By Chaplain (Maj.) Charles Banks
Special to GUIDON
Pray together, stay together — principles supporting that saying include the ideas that people can disagree without being disagreeable, that synergy can be achieved when we love our neighbor as ourselves, and that God provides the wisdom needed to bring peace among those who humbly seek his purposes above their own (James 3:13-4:6).
That saying has been applied to families, to teams, and to other kinds of joint enterprise in which success requires cooperation amidst differing opinions.
Would you believe it was also applied to our nation at a critical moment of our history? “The American Patriot’s Almanac” tells the story about how our Constitutional Convention almost ended in failure, but was saved by a reminder to pray.
The delegates had been at an impasse over the number of votes to assign the states in congress. Some delegates were prepared to quit rather than persist in debate over that issue.
At the height of the turmoil, on June 28, 1787, Benjamin Franklin made this suggestion: the convention should pray and ask God for help. He reminded them of the important role prayer had played in the Revolution.
The almanac cites Franklin, “Our prayers…were heard, and they were graciously answered…And have we now forgotten our powerful Friend? Or do we imagine that we no longer need his assistance?….God governs in the affairs of men. And if a sparrow cannot fall to the ground without his notice, is it probable that an empire can rise without his aid?”
With that, the convention calmed down. The Constitution was completed.

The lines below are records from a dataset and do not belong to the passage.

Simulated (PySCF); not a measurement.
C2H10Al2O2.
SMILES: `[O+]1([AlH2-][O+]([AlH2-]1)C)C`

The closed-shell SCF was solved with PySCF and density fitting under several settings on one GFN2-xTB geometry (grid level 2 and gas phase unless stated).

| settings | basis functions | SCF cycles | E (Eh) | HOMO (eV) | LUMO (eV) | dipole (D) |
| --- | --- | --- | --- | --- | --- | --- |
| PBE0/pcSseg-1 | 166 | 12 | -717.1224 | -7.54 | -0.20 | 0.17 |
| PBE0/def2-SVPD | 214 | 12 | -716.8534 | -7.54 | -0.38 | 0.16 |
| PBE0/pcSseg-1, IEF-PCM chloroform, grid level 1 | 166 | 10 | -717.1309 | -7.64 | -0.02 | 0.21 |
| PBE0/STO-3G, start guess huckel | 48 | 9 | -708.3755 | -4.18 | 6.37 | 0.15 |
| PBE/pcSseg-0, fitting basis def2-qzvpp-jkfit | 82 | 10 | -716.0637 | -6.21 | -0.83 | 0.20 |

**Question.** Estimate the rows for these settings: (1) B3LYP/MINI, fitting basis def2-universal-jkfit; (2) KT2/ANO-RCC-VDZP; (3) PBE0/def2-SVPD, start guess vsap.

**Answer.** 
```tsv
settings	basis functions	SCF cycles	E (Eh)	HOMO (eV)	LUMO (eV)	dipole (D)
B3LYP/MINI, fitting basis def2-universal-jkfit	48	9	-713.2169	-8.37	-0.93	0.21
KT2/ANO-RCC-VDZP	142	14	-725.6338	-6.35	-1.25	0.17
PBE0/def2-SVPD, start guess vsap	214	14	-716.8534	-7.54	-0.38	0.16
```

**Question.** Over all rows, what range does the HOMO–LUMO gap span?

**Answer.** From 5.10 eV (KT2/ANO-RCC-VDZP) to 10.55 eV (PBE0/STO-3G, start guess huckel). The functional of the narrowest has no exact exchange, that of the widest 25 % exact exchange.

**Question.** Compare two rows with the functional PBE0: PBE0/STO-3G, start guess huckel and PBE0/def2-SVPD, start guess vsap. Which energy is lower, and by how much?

If we were to take a moment to compare the unity of our families, our teams, our nation, with the time we spend in prayer together, if possible, and privately for one another, at the very least, what would we find?
Of course, not all are of faith, nor do all pray, nor can we expect evil not to resist good. But can we not expect God to act in accordance with his wisdom, goodness, and strength when we pray, and can we not expect that those who do pray in humility will align themselves with his ways and means? I think in the latter, we would find a correlation to our unity as the people of God.
(Editor’s note: Banks is the U.S. Army Military Police School chaplain.)